Regular readers will recall last month's testing of two Motordyne bolt-ons that successfully proved Helmholtz resonance can be used to increase exhaust gas scavenging and help your ride put out a few extra ponies compared to other aftermarket offerings. What we didn't get into was how problems on the intake side of our test-car equation nearly negated our power gains altogether, giving rise to the possibility that fitting your car with the wrong intake might bring power to below stock levels. Before we were finished with one tuning uncertainty, we had unwittingly unearthed another:
The prevailing hypothesis is that cone-filter-equipped aftermarket intakes have a tendency spin incoming airflow into a vortex. If an engine's mass airflow sensor (MAFS) is positioned too close to a cone filter and doesn't feature a screen or grid before the sensor element to diffuse airflow (the 350Z one doesn't), the incoming intake charge can either strike it at a faster-than-normal velocity, tricking the MAFS into overestimating airflow, or flow around it, causing the MAFS to underestimate airflow. In the case of the MAFS reading too much airflow, too much fuel would likely be injected as a result, making for rich air/fuel ratios (AFRs) and decreased power. If the MAFS reads too little fuel, lean AFRs could occur, causing knock-sensor-tripping pre-ignition, and again, a loss of power.
"Another possibility," explained Tony Collette, Motordyne lead-man and innovator of last month's successful ART products, "is that certain short-ram intakes experience some high-speed air separation if they don't feature a built-in velocity stack." Like our hypothetical vortex spinning airflow into a fast, concentrated stream, the separation Tony's referring to occurs when air enters an intake with high speed and angle, and without the aid of a velocity stack to provide a smooth transition into the intake tubing, can't adhere to the walls of the tubing and causes air to condense into a fast-moving stream which could also prompt a MAFS to overestimate airflow. Since our AFRs became increasingly rich as engine speed increased, and the power loss was mostly top-end, "I'd bet that's what's happening," hypothesized Tony.

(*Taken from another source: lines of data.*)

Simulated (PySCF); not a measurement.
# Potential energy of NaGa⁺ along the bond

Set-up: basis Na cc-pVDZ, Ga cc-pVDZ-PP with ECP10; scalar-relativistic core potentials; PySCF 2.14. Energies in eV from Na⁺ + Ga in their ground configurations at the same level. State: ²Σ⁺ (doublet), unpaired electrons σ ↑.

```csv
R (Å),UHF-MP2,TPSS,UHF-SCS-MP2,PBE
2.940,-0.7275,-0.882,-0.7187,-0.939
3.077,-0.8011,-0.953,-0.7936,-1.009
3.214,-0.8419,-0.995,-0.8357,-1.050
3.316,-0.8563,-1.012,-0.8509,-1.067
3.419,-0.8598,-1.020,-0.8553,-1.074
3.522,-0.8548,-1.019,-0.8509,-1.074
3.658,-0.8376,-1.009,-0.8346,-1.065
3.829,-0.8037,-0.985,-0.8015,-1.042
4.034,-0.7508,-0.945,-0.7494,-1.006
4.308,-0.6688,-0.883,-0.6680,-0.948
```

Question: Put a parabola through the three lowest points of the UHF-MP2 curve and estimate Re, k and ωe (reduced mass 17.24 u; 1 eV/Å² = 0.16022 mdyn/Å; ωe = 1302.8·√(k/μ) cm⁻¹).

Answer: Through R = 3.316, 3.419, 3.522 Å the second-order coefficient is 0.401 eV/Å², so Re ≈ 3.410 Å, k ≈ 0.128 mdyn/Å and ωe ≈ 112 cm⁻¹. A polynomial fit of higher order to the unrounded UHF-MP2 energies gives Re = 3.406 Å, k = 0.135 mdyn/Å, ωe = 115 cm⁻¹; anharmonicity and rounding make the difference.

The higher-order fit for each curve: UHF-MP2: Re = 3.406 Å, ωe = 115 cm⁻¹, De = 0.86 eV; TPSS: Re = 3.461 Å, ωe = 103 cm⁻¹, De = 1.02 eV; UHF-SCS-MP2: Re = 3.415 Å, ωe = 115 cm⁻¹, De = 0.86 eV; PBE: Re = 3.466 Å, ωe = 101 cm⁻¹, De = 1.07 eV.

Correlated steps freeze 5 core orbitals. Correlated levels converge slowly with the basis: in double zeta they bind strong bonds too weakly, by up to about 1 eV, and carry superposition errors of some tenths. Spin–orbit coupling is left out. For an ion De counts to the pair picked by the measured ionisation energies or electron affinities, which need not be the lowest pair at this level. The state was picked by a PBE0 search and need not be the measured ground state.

If either of these theories proved to be true, our logic was that cold-air intakes with more tubing would provide enough room for airflow to straighten out before contacting MAFSs, avoiding the problems described above. We also theorized the same would hold true for the Z's factory induction equipment, since its flat-panel air filter would induce air in a more linear fashion, avoiding the vortex and air-separation issues. To test, we rounded up examples of all three systems-our suspect short-ram intake from previous testing, the car's OEM induction stock, and an AEM Cold Air intake-and strapped Ken's '04 350Z down to the rollers of Mavrik Motorsport's Mainline dyno in Fullerton, CA, to power test it with each configuration in place. AFRs were monitored throughout.
Immediately noticeable with the short-ram intake was that its filter features a "twisted" design-something we've seen other manufacturers tout as a benefit that spirals airflow for increased power. Also apparent was that its inverted cone-designed as a part of the filter's housing to direct airflow into intake tubing-stopped short of the filter's inlet into the tubing, which could allow for air to sneak in perpendicularly from the filter's sides and cause the separation Tony theorized. More importantly, neither the filter nor its intake tubing featured a velocity stack.
Our AEM filter did incorporate a velocity stack in its design, and coincidentally fit onto the tubing of our short-ram system. To prove or dispel Tony's air separation theory, we installed it on the short ram tubing for a round of testing.
Sizing up the car's stock equipment, we noticed that like our AEM filter, it also utilized a velocity stack at the start of intake tubing.
Our final test of the day was with the complete AEM Cold Air intake installed.
It's important to note that while on the dyno-with hood propped, bumper removed, and supplementary fans blowing at full-blast-changes in intake charge temperature between short-ram and cold-air alternatives are insignificant.
Eyeing its restrictive design and panel filter's comparatively small surface area, it's no surprise the 350Z's stock intake brought the lowest average power and torque. What's interesting, however, is that as rpm increased, the benefits of the short-ram diminished, even falling below stock levels in the upper realm of the Z's powerband, as AFRs fluctuated and fell into far richer territory than with the stocker-clear evidence that while providing more airflow, our short-ram intake was doing so in a way the MAFS didn't like. Factoring in the benefits to both power/torque output and AFR found with simply swapping the short-ram's native filter with AEM's velocity-stack-equipped one, we had evidence in support of air separation interfering with MAFS function. Finally, installing AEM's long-tube Cold Air intake vastly improved power and torque, and brought AFRs into leaner territory than the short-ram, at much smoother rates.
While the amount of air flowing into a carbureted or MAP-sensor-equipped engine may be the only point to mind when selecting its aftermarket intake, how that air flows is every bit as important to a MAFS-governed engine. While we're still not sure if it was air vortices or air separation that tricked our 350Z into miscalculating mass air flow (or both), we do know two things: It was happening, and switching from our previous short-ram intake to AEM's long-tube Cold Air unit increased peak output by nearly 12whp, and gained power and torque from idle to redline. They say the proof is in the pudding; we say it's in the testing.